Innovative Policy and financing instruments for a sustainable energy policy in the European neighbourhood policy by Sigmar Gabriel

Ingrid, Heidemarie, Mr Carl, Mr Mohammed El-Ashry, Ladies and Gentlemen,

We are at a decisive point. The challenges of climate change are great – and they continue to grow. Last week, the IPCC Report again underlined that climate change will result in higher mortality rates, for example due to more heat waves. This is no less a matter than the future of our planet. It must be clear to us all that we can only tackle it together. Either we continue as before and run headlong into disaster, or we face the challenges of the future, the challenges of climate change, and act now.

Europe needs its southern and eastern neighbours. Europe forms a very closely knit energy market with its neighbours. A number of these are exporting or transit countries for oil and gas to Europe. Together we can not only expand the grids and pipelines, but also create a new "pillar" for the energy security of Europe and its neighbours through the targeted expansion of renewable energies, energy-saving and increased efficiency.

Ladies and Gentlemen

This energy conference in the framework of Europe's neighbourhood policy is taking place at a critical moment. It is more and more apparent that an environmentally sound, secure and affordable energy supply is becoming the decisive issue of this century. Why is this so?

Anthropogenic climate change is advancing at a much more rapid pace and is having a much greater impact than previously assumed. Today we can only guess at the consequences, but they will be immense: as much for the Nile Delta as for the water crisis in the Middle East or for European agriculture.  Since the Stern Report, if not before, we have known that non-action will be more expensive than action. The longer we wait and watch, the greater will be the damage. That is why over the next 10 to 15 years we all have to put our strength into changing direction.

Greater climate protection means higher costs which mean a depressed economy - this is the generally accepted view. Wrong! In the long term the expansion of renewable energies and greater efforts to achieve energy saving and efficiency pay off. In Germany we have established a strong economic sector. With over 200,000 jobs and an annual turnover of over 21 billion euro, renewables have long been a driving force for the economy and for business activity.

Climate protection and energy security are therefore economic issues, but also geopolitical and security issues.

At present, energy-related conflicts, for example in the Middle East, but also in Eastern Europe, are becoming even more tense. Access to resources is being secured not only through political but also through military means and exertion of influence.

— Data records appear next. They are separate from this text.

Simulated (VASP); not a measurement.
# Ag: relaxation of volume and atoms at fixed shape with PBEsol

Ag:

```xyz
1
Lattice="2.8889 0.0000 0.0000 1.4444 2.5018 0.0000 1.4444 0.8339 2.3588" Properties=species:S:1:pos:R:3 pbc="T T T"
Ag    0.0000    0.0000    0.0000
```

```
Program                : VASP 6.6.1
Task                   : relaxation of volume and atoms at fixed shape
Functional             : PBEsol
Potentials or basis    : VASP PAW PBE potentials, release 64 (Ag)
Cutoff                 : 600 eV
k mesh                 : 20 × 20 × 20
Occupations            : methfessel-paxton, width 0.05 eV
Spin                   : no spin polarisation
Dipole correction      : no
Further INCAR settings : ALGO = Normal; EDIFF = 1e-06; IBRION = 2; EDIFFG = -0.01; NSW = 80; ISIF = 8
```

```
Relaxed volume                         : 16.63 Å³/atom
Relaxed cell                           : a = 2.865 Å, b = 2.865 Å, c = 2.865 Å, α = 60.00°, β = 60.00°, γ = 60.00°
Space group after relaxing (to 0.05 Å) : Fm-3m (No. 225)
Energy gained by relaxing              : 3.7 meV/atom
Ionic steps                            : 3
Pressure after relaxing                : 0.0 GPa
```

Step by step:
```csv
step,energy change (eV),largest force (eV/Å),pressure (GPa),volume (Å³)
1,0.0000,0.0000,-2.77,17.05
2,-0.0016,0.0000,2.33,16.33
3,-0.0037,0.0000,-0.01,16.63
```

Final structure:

What are the consequences of this development? Should we walk into this climate and energy disaster with our eyes wide open? Should dykes be built higher and coastal towns moved inland, wars waged over energy supply? No, ladies and gentlemen, that cannot be the answer.

Ladies and Gentlemen,

We, the European Union and our southern and eastern neighbours have to lay the foundations now for an alternative energy future that is climate friendly and ensures a secure energy supply. Our energy supply, which is largely based on fossil energies and supply from inefficient large power plants, is like a big, cumbersome tanker. We have to sail this tanker on a new course. To some extent we may even have to abandon the tanker and embark on a new fleet of smaller ships that are more versatile and easier to steer.

Ladies and Gentlemen,

The Energy Action Plan adopted by the EU heads of state and government in March clearly showed that there is now the political will for such a change of course. In Europe we have committed to reducing our greenhouse gas emissions by 30% by 2020 as our contribution to an international agreement, and by at least 20% in any event. We have also adopted a binding target of a 20% share of renewables and at least a 10% share of biofuels, and a 20% increase in energy efficiency by 2020. It is now a question of implementing these targets together with the European Commission.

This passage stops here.